I swear I didn't read "Byte offset" from here before commenting on 1/6,
which is rather promising.

>   * @tv:		Timestamp
>   *
>   * Returns: 0 on success, -errno on error writing to the file
>   */
> -static void pcap_frame(const struct iovec *iov, size_t offset,
> -		       const struct timeval *tv)
> +static void pcap_frame(const struct iovec *iov, size_t iovcnt,
> +		       size_t offset, const struct timeval *tv)
>  {
>  	size_t len = iov->iov_len - offset;
>  	struct pcap_pkthdr h = {
> @@ -86,7 +88,7 @@ static void pcap_frame(const struct iovec *iov, size_t offset,
>  	struct iovec hiov = { &h, sizeof(h) };
>  
>  	if (write_remainder(pcap_fd, &hiov, 1, 0) < 0 ||
> -	    write_remainder(pcap_fd, iov, 1, offset) < 0)
> +	    write_remainder(pcap_fd, iov, iovcnt, offset) < 0)
>  		debug("Cannot log packet, length %zu: %s",
>  		      len, strerror(errno));
>  }
> @@ -105,16 +107,18 @@ void pcap(const char *pkt, size_t len)
>  		return;
>  
>  	gettimeofday(&tv, NULL);
> -	pcap_frame(&iov, 0, &tv);
> +	pcap_frame(&iov, 1, 0, &tv);
>  }
>  
>  /**
>   * pcap_multiple() - Capture multiple frames
> - * @iov:	Array of iovecs, one entry per frame
> + * @iov:	Array of iovecs, every @framebufs entries is one frame
> + * @framebufs:	Number of buffers per frame

I found this a bit hard to understand. What about:

* @iov:		Array of IO vectors, with item count @frame_parts * @n
* @frame_parts:	Number of IO vector items for each frame

?

The rest of the series looks good to me.

-- 
Stefano


^ permalink raw reply	[flat|nested] 16+ messages in thread

* Re: [PATCH 1/6] util: Add helper to find offset into io vector
  2024-02-27 14:23   ` Stefano Brivio
@ 2024-02-27 23:27     ` David Gibson
  0 siblings, 0 replies; 16+ messages in thread
From: David Gibson @ 2024-02-27 23:27 UTC (permalink / raw)
  To: Stefano Brivio; +Cc: Laurent Vivier, passt-dev

[-- Attachment #1: Type: text/plain, Size: 5226 bytes --]

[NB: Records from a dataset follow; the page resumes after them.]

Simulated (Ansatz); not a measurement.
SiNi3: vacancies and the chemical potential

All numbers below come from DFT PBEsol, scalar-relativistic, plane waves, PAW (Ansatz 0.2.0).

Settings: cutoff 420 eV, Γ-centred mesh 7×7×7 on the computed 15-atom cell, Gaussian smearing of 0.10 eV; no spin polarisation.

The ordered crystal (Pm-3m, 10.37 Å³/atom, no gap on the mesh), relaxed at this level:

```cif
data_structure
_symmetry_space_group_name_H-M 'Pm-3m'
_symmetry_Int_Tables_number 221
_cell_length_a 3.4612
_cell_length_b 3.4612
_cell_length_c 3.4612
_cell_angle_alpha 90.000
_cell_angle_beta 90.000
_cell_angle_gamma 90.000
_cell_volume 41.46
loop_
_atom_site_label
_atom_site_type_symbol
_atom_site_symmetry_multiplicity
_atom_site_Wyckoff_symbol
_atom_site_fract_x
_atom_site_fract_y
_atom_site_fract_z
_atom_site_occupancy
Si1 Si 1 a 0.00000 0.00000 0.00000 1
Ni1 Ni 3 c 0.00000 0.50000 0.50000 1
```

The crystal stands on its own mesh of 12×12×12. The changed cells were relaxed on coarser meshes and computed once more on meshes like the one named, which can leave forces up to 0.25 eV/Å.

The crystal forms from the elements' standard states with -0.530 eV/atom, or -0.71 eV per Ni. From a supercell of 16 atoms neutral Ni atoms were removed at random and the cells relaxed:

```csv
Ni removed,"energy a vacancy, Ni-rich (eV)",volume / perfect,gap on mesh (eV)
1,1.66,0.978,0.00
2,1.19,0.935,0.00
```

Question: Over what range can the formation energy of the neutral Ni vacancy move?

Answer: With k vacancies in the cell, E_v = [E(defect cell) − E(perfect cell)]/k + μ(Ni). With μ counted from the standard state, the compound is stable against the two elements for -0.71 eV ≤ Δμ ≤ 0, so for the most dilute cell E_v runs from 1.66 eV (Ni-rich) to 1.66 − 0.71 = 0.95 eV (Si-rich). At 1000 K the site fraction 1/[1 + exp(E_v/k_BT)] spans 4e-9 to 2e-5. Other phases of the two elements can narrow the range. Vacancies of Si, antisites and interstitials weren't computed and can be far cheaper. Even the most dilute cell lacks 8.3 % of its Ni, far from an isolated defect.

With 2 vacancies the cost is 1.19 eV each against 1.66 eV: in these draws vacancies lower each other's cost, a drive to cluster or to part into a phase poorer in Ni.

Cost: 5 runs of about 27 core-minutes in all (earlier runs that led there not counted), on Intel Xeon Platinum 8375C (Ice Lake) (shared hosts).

On Tue, Feb 27, 2024 at 03:23:35PM +0100, Stefano Brivio wrote:
> On Thu, 22 Feb 2024 16:55:57 +1100
> David Gibson <david@gibson.dropbear.id.au> wrote:
> 
> > tap_send_frames_passt() needs to determine which buffer element a byte
> > offset into an IO vector lies in.  We have some upcoming uses for similar
> > logic, so split this out into a helper function iov_offset().
> > 
> > Signed-off-by: David Gibson <david@gibson.dropbear.id.au>
> > ---
> >  tap.c  | 13 +++++--------
> >  util.c | 23 +++++++++++++++++++++++
> >  util.h |  1 +
> 
> Laurent, I guess this will need to be moved to iov.h by your series, at
> the point where you introduce the new header.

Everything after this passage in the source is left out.